A CICERONIAN LAWYER'S MUSINGS ON LAW, PHILOSOPHY, CURRENT AFFAIRS, LITERATURE, HISTORY AND LIVING LIFE SECUNDUM NATURAM
Thursday, August 25, 2022
A Plea for a Science of Asininity
Thursday, August 18, 2022
Why Be Serious?
I was glancing through the headlines of articles in the online versions of two ostensibly serious and thoughtful news/political/cultural related magazines, on different sides of the spectrum, The New Republic and The National Review, and found myself wondering whether they or similar journals are read anymore, and if so by whom?

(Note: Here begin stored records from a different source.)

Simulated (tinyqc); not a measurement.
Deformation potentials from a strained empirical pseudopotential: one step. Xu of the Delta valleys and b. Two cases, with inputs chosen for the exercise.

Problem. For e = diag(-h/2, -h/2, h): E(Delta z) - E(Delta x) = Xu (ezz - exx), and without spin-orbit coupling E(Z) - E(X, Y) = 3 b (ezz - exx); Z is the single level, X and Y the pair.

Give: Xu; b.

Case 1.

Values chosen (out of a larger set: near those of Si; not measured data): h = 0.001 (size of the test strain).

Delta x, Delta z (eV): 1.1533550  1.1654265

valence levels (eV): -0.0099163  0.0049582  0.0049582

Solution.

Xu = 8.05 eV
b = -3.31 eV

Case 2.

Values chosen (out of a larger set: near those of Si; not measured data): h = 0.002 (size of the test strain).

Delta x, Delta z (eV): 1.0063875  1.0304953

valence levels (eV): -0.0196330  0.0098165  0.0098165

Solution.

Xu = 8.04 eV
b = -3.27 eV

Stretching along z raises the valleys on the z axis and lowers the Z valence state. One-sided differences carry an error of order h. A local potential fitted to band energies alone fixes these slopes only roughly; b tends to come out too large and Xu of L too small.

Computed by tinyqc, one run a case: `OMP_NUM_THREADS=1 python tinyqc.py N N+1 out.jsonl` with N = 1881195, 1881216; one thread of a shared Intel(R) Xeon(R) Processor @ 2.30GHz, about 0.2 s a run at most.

It may be a mere suspicion, but I think fewer and fewer people read them. One of the reasons for this, I believe, is that some effort is required to read them. We're lazy intellectually, and when simple, agreeable or disagreeable, opinions are available without effort on our part, why seek out any other? Particularly when we may respond to them instantaneously if we wish in a similarly simple fashion, why look for an opinion we might have to think about while reading it or responding to it? Why, indeed, read at all? There are people who talk incessantly about everything available to be heard and seen 24 hours a day.
Another reason we may avoid reading them is that we're sick of pundits, a reason I can understand. Yet another is that we think ourselves quite capable of coming to our own conclusions and forming our own opinions, and don't need anyone to express them for us; not anymore. We can, and do, express them in the vast universe of the Internet whenever we have access to a keyboard, or can establish a podcast.
It's difficult to be serious--to give anything serious consideration. It's particularly difficult to give opposing opinions serious consideration. It's even more difficult to think. Seriousness is a burden, and one we can do without; one we may always have wanted to do without. Now we can because we need not listen to anyone else for any reason to have confirmation of what we think we already know or is desirable or right, or evil or wrong. We need not seek answers or information. We know that we're correct because there are so many like us and we may find them and revel in our sameness and ignorance shared by so many throughout the world.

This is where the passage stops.